AP Physics C E&M- 10.3 Capacitors – Study Notes

AP Physics C E&M- 10.3 Capacitors – Study Notes – per latest Syllabus.

Key Concepts:

  • Physical Properties of a Parallel-Plate Capacitor

AP Physics C E&M-Concise Summary Notes- All Topics

Parallel-Plate Capacitor

A parallel-plate capacitor consists of two conducting plates of area \(A\), separated by a distance \(d\), with a dielectric material (or vacuum) between them. It is used to store electric charge and energy.

Capacitance:

Capacitance relates the magnitude of charge stored on each plate to the potential difference across the plates:

\( \mathrm{C = \dfrac{Q}{V}} \)

For a parallel-plate capacitor with a dielectric:

\( \mathrm{C = \kappa \varepsilon_0 \dfrac{A}{d}} \)

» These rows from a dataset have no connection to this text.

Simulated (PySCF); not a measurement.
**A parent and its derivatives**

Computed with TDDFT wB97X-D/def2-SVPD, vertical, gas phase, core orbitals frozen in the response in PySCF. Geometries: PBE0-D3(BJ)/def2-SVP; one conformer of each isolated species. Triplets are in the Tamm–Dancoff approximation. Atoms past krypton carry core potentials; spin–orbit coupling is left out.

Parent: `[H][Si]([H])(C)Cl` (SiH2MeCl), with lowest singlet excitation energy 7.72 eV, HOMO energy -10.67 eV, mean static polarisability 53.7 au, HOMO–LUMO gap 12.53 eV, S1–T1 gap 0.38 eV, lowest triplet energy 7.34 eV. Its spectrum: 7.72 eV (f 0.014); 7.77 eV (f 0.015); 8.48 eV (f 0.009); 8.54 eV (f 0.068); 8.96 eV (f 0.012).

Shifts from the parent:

  • \(\mathrm{Q}\) = charge on one plate
  • \(\mathrm{V}\) = potential difference between plates
  • \(\mathrm{A}\) = plate area
  • \(\mathrm{d}\) = plate separation
  • \(\mathrm{\varepsilon_0 = 8.85 \times 10^{-12} \, C^2/(N \cdot m^2)}\)
  • \(\mathrm{\kappa}\) = dielectric constant of material between plates

Electric Field Between Plates:

The electric field between the plates (ignoring edge effects) is uniform:

\( \mathrm{E = \dfrac{V}{d} = \dfrac{\sigma}{\varepsilon}} \)

  • \(\mathrm{\sigma = Q/A}\) = surface charge density
  • \(\mathrm{\varepsilon = \kappa \varepsilon_0}\) = permittivity of dielectric

Electric Potential Energy:

A charged capacitor stores energy equal to the work required to separate charges onto the plates:

\( \mathrm{U = \tfrac{1}{2} C V^2 = \tfrac{1}{2} Q V = \dfrac{Q^2}{2C}} \)

Summary of Properties:

  • Capacitance: proportional to plate area, inversely proportional to separation.
  • Dielectric increases capacitance by factor \(\kappa\).
  • Capacitance defined by \( \mathrm{C = Q/V} \).
  • Electric field between plates is uniform (except at edges).
  • Capacitor stores electrical potential energy in the separated charges.

Example :

A parallel-plate capacitor with plate area \(0.02 \, m^2\), separation \(1.0 \times 10^{-3} \, m\), and dielectric constant \(\kappa = 4\) is connected to a \(12 \, V\) battery. Find the capacitance, charge stored, and energy.

▶️ Answer/Explanation

Step 1: Capacitance: \( \mathrm{C = \kappa \varepsilon_0 \dfrac{A}{d} = 4 (8.85 \times 10^{-12}) \dfrac{0.02}{1.0 \times 10^{-3}}} \) \( \mathrm{C \approx 7.1 \times 10^{-10} \, F} \)

Step 2: Charge stored: \( \mathrm{Q = C V = (7.1 \times 10^{-10})(12)} \approx 8.5 \times 10^{-9} \, C \)

Step 3: Energy stored: \( \mathrm{U = \tfrac{1}{2} C V^2 = 0.5 (7.1 \times 10^{-10})(144)} \approx 5.1 \times 10^{-8} \, J \)

Final Answer: \( C \approx 7.1 \times 10^{-10} \, F \), \( Q \approx 8.5 \times 10^{-9} \, C \), \( U \approx 5.1 \times 10^{-8} \, J \).

Example :

A parallel-plate capacitor with capacitance \(2.0 \, \mu F\) is charged to \(V = 50 \, V\). It is then disconnected from the battery. Find the charge on the plates, the stored energy, and the electric field if plate separation is \(2.5 \, mm\).

▶️ Answer/Explanation

Step 1: Charge: \( \mathrm{Q = C V = (2.0 \times 10^{-6})(50) = 1.0 \times 10^{-4} \, C} \)

Step 2: Energy: \( \mathrm{U = \tfrac{1}{2} C V^2 = 0.5 (2.0 \times 10^{-6})(2500)} = 2.5 \times 10^{-3} \, J \)

Step 3: Electric field: \( \mathrm{E = \dfrac{V}{d} = \dfrac{50}{2.5 \times 10^{-3}} = 2.0 \times 10^4 \, N/C} \)

Final Answer: \( Q = 1.0 \times 10^{-4} \, C \), \( U = 2.5 \times 10^{-3} \, J \), \( E = 2.0 \times 10^4 \, N/C \).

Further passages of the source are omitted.